Environmental footprint analysis • whep

What is a footprint analysis?

A footprint analysis answers the question: “How much of an environmental pressure (land, water, emissions…) caused in country A is ultimately driven by consumption in country B?”

Modern supply chains are global. Spain might import soybeans from Brazil, feed them to pigs, and export ham to France. A footprint analysis traces these flows backwards through the entire supply chain, so that the environmental cost of growing those soybeans is attributed to the French consumer who ate the ham — not to the Brazilian farmer who grew the beans.

This is done by building a Multi-Regional Input-Output (MRIO) model, a mathematical framework that captures all inter-industry and inter-country linkages in one system of equations.

The three-step pipeline

The whep package implements this in three steps:

build_io_model() — Assemble the MRIO tables from supply-use data, bilateral trade, and commodity balance sheets.
compute_leontief_inverse() — Compute the Leontief inverse, which captures both direct and indirect supply chain linkages.
compute_footprint() — Multiply the Leontief inverse by environmental extension data to trace pressures through to final consumption.

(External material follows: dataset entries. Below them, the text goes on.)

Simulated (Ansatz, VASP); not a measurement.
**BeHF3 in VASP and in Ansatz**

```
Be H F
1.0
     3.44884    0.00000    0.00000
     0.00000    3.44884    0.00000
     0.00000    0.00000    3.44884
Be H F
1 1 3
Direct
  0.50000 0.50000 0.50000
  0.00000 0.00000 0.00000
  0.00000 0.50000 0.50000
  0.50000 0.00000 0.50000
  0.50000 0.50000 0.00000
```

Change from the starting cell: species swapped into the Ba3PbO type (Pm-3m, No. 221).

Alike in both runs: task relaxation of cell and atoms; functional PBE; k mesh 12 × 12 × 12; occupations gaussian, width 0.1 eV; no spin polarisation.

The methodology follows the FABIO model (Bruckner et al., 2019), which builds physical MRIO tables for the global food system.

Concepts and terminology

Before diving into the code, here are the key concepts:

Supply-use tables and process groups

A supply table records how much of each product each process produces. A use table records how much of each product each process consumes as input. Together they describe the technology of the economy.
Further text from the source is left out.